MOSCOW, October 17 (RAPSI) – Defense lawyers for the Gogol Center theater director Kirill Serebrennikov charged with embezzlement have asked the Meshchansky District Court of Moscow to return the case to prosecutors, RAPSI correspondent reports from the courtroom.
According to the defense, the indictment contains several procedural violations. Attorney Renata Litvina told RAPSI that this position is shared by lawyers of all defendants.
On October 2, Russia’s Prosecutor General’s Office announced that indictment was approved, and the embezzlement case involving Serebrennikov was forwarded to court for hearing.
Serebrennikov was arrested in late August 2017 and then placed under house arrest. In early November, Moscow’s Basmanny District Court seized assets belonging to Serebrennikov including apartment, car, and money in the amount of more than 360,000 rubles ($5,300), over €60,000, and $4,000.
Investigators believe that he was an organizer of the budget money embezzlement. He allegedly created Seventh Studio stage company to actualize the Platforma project for promotion of art and called alleged accomplices into the organization. He pleaded not guilty.

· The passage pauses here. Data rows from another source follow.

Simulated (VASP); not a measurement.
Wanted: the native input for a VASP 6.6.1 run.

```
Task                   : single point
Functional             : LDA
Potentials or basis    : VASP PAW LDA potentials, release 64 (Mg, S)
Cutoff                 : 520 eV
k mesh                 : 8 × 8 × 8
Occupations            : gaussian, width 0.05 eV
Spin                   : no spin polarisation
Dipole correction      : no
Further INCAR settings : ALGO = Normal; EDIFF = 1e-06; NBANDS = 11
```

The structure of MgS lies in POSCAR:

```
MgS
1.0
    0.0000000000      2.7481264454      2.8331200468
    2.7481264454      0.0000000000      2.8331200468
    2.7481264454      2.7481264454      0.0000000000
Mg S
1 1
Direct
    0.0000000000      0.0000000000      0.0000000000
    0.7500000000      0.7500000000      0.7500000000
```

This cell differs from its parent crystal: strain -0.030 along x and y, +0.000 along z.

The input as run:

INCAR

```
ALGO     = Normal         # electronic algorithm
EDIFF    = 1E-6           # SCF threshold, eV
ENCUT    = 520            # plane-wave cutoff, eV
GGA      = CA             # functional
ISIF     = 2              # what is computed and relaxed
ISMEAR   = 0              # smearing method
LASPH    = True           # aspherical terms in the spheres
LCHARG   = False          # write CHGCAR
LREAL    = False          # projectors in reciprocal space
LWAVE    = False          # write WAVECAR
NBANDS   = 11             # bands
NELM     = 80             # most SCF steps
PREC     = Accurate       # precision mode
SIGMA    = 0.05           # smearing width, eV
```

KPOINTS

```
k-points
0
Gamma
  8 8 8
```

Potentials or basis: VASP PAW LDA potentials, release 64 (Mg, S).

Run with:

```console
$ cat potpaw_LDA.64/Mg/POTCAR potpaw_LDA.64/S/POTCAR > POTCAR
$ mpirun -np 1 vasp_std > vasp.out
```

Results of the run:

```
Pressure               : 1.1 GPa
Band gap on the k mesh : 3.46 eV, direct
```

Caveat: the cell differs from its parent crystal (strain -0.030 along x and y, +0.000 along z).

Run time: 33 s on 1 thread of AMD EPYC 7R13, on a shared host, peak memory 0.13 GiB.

Other defendants in the case are ex-head of Seventh Studio stage company Yury Itin, ex-general producer Alexey Malobrodsky, and former Seventh Studio chief accountant Nina Maslyayeva, ex-official of Russia’s Culture Ministry and current director of the Russian Academic Youth Theater Sophia Apfelbaum. Producer Yekaterina Voronova, has been put on the international wanted list and arrested in absentia as part of the case.
According to investigation, the defendants have embezzled 133 million rubles ($2 million) of 214 million rubles ($3.2 million) allocated from the budget to Seventh Studio for promotion of Russian contemporary art.
Investigators claim that Itin, Malobrodsky, and Maslyayeva were falsifying data for the Platforma project’s plans in 2011-2014 on the theater director’s request. This data was provided to the Ministry of Culture as the rationale for financing from the state budget.
Maslyayeva has testified against Serebrennikov. She said that Serebrennikov, Malobrodsky and Itin organized embezzlement of money allocated for a cultural event. Serebrennikov and Malobrodsky cashed the money with the assistance of Maslyayeva. The woman also said that she entered falsified data in financial reports.
Apfelbaum, according to investigators, signed contracts on state grants in the amount of more than 214 million rubles with Serebrennikov’s stage company on behalf of the Russian Culture Ministry, and provided further agreement of received reporting documents, which contained overstated information on quantity and cost of the held events, thus abetting the embezzlement.
Apfelbaum admitted that she controlled the movement of cash but denied involvement in the crime.